MCCL Partnership Highlights a New Path in Black Lifestyle Brand’s Focus, Priorities and Scope

DALLAS, TX / MARCH 21, 2020 – MCCL, a collaboration between diasporic streetwear label Magnificent Crowns and international lifestyle brand Common Leopard, is a newly revamped international luxury and lifestyle enterprise specializing in African Art, Antiquities and Handmade Apparel sourced and produced in East Africa.

MCCL is a new NIF GODS created space for showcasing African works curated by a diasporic team of artisans with the intention of beautifying interior spaces and affecting exterior surroundings. New relationships in Rwanda and the DRC made this alliance necessary at this time to bring the enduring prowess of local artisans to collectors worldwide.

Though primarily sourced in southwestern DRC and the Congo Basin, MCCL provides handcrafted works from the Bayaka, Bakuba, Baluba, Bateke, Bapende, Yoruba, Igbo and Warega peoples. Congolese headdresses, masks, textiles, sculptures, statues, metalwork, and woodwork carvings embody the essentials of East African divination and ancestor worship.

MCCL works closely with artists and tailors to commission and acquire fine art paintings, traditional basketry, wooden sculptures, furnishings, and made-to-order embroidered garments that can be designed to exact specifications or sourced from an ever-growing inventory. Engraved hardwood doors, walking sticks, treasure chests, zoomorphic animal totems and decorative tools trimmed in metal reflect a shared cultural identity.

Be it for home décor or a more spiritual practices, this tribal finery represents an almost forgotten preindustrial technology. Hunting and war regalia such as ornamental shields, weapons and tools make interior design a powerful expression of historical action. Ceremonial fetishes for rites of passage, religious rites, initiations, ritual dance, and celebrations are available to the most discerning collectors.
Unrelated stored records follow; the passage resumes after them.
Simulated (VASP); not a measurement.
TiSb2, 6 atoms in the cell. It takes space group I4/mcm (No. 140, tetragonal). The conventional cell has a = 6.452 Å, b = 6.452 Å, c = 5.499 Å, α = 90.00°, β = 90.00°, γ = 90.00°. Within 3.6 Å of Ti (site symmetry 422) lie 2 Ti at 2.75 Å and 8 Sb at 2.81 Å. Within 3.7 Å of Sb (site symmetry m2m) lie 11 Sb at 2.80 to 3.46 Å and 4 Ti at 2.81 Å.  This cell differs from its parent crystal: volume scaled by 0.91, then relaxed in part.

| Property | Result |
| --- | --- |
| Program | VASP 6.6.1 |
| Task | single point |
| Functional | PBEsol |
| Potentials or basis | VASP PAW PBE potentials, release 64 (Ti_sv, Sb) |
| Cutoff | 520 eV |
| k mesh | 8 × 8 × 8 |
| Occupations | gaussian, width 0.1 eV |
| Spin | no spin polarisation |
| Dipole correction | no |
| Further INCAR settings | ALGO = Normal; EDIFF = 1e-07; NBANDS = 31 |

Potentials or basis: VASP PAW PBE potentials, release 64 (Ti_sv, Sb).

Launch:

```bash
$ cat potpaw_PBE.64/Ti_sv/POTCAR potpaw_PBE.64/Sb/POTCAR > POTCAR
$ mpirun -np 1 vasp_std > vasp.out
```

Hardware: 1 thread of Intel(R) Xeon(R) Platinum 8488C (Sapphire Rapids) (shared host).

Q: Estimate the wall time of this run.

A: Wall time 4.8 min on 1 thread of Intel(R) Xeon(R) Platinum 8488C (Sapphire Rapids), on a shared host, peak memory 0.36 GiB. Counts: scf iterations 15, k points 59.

Common Leopard and Magnificent Crowns were founded by longtime friends that often collaborated in the audiovisual space. Due to continued devaluing of musical IP, both sought seperate entrepreneurial pursuits in the e-commerce arena until synchronicity reunited the old friends once again as MCCL for an expanded foray into the business of culture.

A MCCL spokesperson is quoted as saying, “Dressing well has been documented to positively affect mental health. If you look good, then it’s a high probability that you will feel good. Spreading this supercharged joy to your entire social circle is the Humanist thing to do.”


The MCCL collaboration is an international lifestyle brand specializing in African art, antiquities, and apparel for use as home décor, ceremonial fetishes, and fashion-forward garments for Pan-African culturephiles. The streetwear and lifestyle brand combines unconventional inner-city style with elements of Afrofuturism, a cultural and artistic movement rooted in the speculative future of the African diaspora. This style is informed by space-age motifs, vibrant colors, distinctive tribal prints, and vivid geometric patterns that pay homage to timeless traditions and aesthetics – while reinforcing musings of a utopic future. This singular synthesis is set to achieve a cult status among fashion enthusiasts worldwide and reveals a dynamic, often unexplored, cultural crossroads.